Put aside cynicism and concerns about cheating. There is much to learn from the Olympics’ blend of celebrating individual success whilst not losing sight of team performance.
Organisations often struggle with performance management. It’s debated, altered and debated again. Should the focus of reward be about an individual’s achievement or the collective efforts of a team? How do they inter-relate? Bonuses paid to high performing employees can be portrayed negatively both within and outside an organisation. People question the validity of their contribution and whether it’s “worth it”.
Olympic events are team activities that are delivered by outstanding individuals. Athletes and coaches are interdependent. Rewards differ and so they should. The competitor may get the glory but everyone wins. Including, (with good fortune), at team GB level.
What lessons are there for effective performance management? Success at the Olympics is calibrated, comparable, clear, lauded. In an organisation it is essential to strive to do better, know what success looks like, for there to be a transparent system of measurement, for there to be understanding and communication of each person’s contribution with clarity about how and why rewards may differ. Organisations and teams need high performing individuals. They should be celebrated and potentially cherished. But may need to be grounded. An employee who thinks they can do it alone has the potential for a short corporate career.

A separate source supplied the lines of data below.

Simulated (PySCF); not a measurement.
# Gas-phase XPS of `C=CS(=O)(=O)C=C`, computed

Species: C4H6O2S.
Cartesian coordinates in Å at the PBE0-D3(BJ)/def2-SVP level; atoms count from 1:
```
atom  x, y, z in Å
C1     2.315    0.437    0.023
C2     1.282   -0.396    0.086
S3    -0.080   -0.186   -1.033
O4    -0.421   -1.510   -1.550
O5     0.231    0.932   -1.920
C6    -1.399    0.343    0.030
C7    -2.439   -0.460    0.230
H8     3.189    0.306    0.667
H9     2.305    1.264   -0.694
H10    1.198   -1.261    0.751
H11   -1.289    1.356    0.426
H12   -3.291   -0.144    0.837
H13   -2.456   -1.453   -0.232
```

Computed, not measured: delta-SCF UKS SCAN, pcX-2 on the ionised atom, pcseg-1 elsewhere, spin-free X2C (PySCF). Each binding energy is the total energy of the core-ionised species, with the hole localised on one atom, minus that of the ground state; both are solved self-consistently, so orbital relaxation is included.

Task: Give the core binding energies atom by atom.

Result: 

So there is no need to dust off your running shoes or put on your Lycra. You too can be an organisational Olympian by applying what’s great about the movement. And if performance management isn’t your thing, the following goal of the International Olympic Committee doesn’t beg further explanation. It sounds like work place nirvana; -
"The goal of the Olympic Movement is to contribute to building a peaceful and better world by educating youth through sport practiced without discrimination of any kind and in the Olympic spirit, which requires mutual understanding with a spirit of friendship, solidarity and fair play".